Indeed, history has been forced into hiding by the big guns of cinema. Heaven only knows how many hard-driving, God-fearing migrants were attacked by Indians in Hollywood's re-creation of America's long, pioneering march. Heaven only knows how many thousands of Indians fell, in film after film, to the accurate shooting of nice-looking young guys in sharp neckerchiefs.
The figures divulged by Unruh tell a rather different story. In the 1840s, the first decade of the wagon trains, just 67 travellers were killed by Indians. Twice as many Indians were shot by travellers, and anyway, half of the casualties were in 1849 - the year of the Gold Rush, the year that drove trigger-happy fortune- seekers across the plains, the year that marked, for the American Indian, the beginning of the end.

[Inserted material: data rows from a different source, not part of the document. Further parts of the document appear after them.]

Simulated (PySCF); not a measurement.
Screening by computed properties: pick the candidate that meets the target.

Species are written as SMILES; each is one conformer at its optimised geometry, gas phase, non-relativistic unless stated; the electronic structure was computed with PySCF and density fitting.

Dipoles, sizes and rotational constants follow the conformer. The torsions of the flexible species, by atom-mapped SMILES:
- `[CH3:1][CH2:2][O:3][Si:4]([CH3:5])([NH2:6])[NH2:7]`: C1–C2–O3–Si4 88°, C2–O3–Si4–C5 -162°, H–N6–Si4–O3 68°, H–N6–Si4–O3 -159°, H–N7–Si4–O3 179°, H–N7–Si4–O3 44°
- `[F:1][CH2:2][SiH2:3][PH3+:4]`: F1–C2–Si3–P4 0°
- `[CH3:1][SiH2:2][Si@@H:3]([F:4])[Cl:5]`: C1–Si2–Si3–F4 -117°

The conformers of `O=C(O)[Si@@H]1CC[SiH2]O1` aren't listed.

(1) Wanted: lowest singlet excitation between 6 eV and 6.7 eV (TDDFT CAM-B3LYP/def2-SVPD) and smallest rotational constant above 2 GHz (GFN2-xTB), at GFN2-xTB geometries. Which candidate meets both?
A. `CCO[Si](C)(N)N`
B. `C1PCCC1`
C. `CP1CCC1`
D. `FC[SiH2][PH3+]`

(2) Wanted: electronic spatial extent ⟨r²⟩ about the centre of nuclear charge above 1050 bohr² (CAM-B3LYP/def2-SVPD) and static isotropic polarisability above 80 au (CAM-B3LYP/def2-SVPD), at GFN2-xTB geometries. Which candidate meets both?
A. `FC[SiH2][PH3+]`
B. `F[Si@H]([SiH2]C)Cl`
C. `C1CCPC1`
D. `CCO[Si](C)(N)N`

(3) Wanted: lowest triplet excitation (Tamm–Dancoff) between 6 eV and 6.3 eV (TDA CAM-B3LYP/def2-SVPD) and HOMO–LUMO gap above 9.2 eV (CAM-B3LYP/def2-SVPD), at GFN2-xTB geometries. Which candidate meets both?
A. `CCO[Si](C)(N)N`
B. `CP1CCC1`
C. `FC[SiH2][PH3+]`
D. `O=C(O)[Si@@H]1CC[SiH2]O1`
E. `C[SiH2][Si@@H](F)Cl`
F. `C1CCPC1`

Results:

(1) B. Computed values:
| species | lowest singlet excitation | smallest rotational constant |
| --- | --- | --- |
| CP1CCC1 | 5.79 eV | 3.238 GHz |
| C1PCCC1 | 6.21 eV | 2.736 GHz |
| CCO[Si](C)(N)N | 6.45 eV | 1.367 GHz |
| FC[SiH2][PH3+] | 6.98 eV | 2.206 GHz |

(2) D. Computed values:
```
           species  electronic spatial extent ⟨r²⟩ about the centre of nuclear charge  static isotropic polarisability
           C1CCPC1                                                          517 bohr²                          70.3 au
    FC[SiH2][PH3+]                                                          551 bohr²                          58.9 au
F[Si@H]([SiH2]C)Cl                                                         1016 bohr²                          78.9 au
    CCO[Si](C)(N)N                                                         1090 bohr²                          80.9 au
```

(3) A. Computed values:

Thirty-four people killed over nine years isn't nothing. It is enough to scotch, at any rate, the contrary idea that the Indians were berry-eating peaceniks who wouldn't have hurt a fly. But it is also the death toll, these days, for a busy fortnight in Washington. Moreover, it was the aggressive and suspicious behaviour of the migrants themselves that turned mere braves into hostiles. It really is extraordinary that so vibrant and enduring a myth as Cowboys and Indians should have flowered from so slender a root.
From 1840 to 1845, however, while the newspapers warned constantly of the Indian threat, not one white American was killed. Yet several zealous and incorruptible travellers, approached by peaceful Indians seeking trade or gifts, started blasting away. And in 1847, Loren Hastings saw Pawnee Indians begging and attempting to steal horses, and wrote: 'The Pawnee Indians are the greatest thieves I ever saw - the best way I think to civilise or Christianise Indians is with powder and lead, & this is the way we shall do hereafter.'
Before long, President John Tyler was going on about 'the depredations and assaults of treacherous and piratical savages', and everyone was calling for troops, forts, helicopter gunships, napalm - whatever there was. Unruh shows that the Indians presented only a small danger. Cholera was the biggest killer, followed by drowning, firearm accidents and starvation. Indian 'depredations' were responsible for less than 4 per cent of the people who didn't make it to California or Oregon.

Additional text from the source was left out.